Scaramucci’s Swearing
This article is from the archive of The New York Sun before the launch of its new website in 2022. The Sun has neither altered nor updated such articles but will seek to correct any errors, mis-categorizations or other problems introduced during transfer.
With all the indignation in the press over the language Anthony Scaramucci used in his rant to Ryan Lizza of the New Yorker one might imagine that it’s the first time anyone has heard this kind of talk from a White House aide who reports directly to the president. Hence we embed above the Youtube video of President Obama’s roast of his aide Rahm Emanuel, who — we gather — makes the Mooch sound like Beatrix Potter.

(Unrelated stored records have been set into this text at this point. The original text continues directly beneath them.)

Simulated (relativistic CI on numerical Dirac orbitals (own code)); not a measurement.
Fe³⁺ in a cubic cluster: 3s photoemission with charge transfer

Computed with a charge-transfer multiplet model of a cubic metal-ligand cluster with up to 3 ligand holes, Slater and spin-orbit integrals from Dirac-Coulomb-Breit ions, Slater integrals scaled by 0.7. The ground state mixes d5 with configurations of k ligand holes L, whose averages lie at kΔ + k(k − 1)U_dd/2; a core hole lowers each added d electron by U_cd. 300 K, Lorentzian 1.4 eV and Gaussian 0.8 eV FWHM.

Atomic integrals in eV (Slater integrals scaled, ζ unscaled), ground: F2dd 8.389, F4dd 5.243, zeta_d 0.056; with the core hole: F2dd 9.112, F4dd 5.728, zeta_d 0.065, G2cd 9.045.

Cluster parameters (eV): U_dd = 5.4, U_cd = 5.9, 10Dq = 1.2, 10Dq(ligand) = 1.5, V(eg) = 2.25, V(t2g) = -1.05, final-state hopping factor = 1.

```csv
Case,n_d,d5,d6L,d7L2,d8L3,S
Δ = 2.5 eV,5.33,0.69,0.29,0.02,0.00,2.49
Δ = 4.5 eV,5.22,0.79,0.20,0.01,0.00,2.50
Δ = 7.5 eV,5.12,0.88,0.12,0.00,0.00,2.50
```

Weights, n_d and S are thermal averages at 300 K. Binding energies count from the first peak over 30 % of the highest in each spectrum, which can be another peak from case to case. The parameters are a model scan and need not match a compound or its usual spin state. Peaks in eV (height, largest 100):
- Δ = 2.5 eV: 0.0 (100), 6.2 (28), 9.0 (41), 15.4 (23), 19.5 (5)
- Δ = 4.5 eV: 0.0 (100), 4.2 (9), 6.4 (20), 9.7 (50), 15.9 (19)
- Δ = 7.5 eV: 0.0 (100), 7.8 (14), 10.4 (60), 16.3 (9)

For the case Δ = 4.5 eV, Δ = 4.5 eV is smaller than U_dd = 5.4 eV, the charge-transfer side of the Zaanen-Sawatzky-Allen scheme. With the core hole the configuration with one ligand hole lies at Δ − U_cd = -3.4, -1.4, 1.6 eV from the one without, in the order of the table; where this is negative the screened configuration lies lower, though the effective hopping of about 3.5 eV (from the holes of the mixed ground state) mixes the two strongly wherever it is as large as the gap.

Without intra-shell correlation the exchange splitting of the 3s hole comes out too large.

It’s not that we’re so shocked to learn of this kind of comportment by the White House brass (even if, in the presence of the Editor of the Sun, reporters are not permitted to use such language — or to speak in anything but iambic pentameter). The way they talk now on late night television these days would make prompt Lenny Bruce himself to call the cops. Which may well be why President Trump, a compulsive watcher of television, himself seems so inured to such talk.
It’s hard to say when all this started. Back in the day, the press that encountered such rough language — whether it be from Lincoln or FDR or Truman or LBJ or Nixon — shrank, if that is the word, from putting it into print or on the air. Even such a reckless broadsheet as the New York Times hung back in the old days from using the kind of coarse language it is printing today. In any event, nowadays it’s anything goes.
Fair enough. After all, as A.J. Liebling used to say, the free press is reserved for those who own one. What gets us is the hypocrisy. Rough language from a Democrat is treated with bemusement; witness the laughter at President Obama’s roast of Mr. Emanuel and the appreciative laughter that rippled from the audience. From a Republican, hardened newspapermen fairly faint.